Insight | 11.26.25

6 Tips for Customer Nurture & Loyalty Done Right

Marketers love to talk about acquisition. It’s flashy, it’s measurable, it looks good on a dashboard. But the truth? Long-term growth comes from loyalty. And loyalty doesn’t happen by accident. It’s earned, step by step. Too often, brands either rush the process or skip it entirely, then wonder why customers ghost them after one purchase.

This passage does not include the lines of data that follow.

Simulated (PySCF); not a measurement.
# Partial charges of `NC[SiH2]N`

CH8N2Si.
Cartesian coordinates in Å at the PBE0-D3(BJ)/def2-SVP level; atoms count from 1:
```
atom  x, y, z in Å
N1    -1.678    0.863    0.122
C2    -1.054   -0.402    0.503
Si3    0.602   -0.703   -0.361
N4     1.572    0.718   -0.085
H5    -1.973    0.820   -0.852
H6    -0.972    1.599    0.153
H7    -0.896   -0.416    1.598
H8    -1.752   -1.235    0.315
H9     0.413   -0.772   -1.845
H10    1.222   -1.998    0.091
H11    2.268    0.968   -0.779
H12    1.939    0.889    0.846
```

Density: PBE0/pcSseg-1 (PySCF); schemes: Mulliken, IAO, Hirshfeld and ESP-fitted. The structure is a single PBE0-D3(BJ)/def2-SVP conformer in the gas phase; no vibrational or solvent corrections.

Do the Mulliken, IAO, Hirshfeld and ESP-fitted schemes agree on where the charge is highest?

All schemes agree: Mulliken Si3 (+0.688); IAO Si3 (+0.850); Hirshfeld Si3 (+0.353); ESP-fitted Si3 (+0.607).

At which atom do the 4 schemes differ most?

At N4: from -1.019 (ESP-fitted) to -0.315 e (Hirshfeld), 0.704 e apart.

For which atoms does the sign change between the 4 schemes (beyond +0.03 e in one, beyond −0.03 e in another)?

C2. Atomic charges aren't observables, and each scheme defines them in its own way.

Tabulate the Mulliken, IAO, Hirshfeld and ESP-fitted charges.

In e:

Here’s how to avoid the one-and-done trap and build loyalty that actually lasts:

1. Stop making your lead form a hostage negotiation

If you want someone’s information, give them a reason.  We have conversations with clients about this all the time. “We don’t want them to go to Amazon, we want them to buy from us, so we should ask for their email address and phone number, and blood type, and…” Yeah, sure thing. You want someone’s information? Give them value. If it’s an e-commerce business, a purchase incentive is always an obvious one for a first-timer. Or a free gift with purchase. If it’s an item or service with a longer lead time, help them pre-solve their problems. 

Give them rich content, video tutorials, downloadable step-by-step guides, etc. Give them so much valuable information that they’re practically salivating to fill out your lead form. Give real value.

Salesforce has a great, well-known product and a great reason to fill out their lead form

2. Use data responsibly

Personalization doesn’t mean blasting every buyer with the same recycled offer. If someone’s already shown you what they’re interested in, reflect that in your messaging. Respect the signals your customers give you, and use them to create experiences that feel tailored, not tone-deaf.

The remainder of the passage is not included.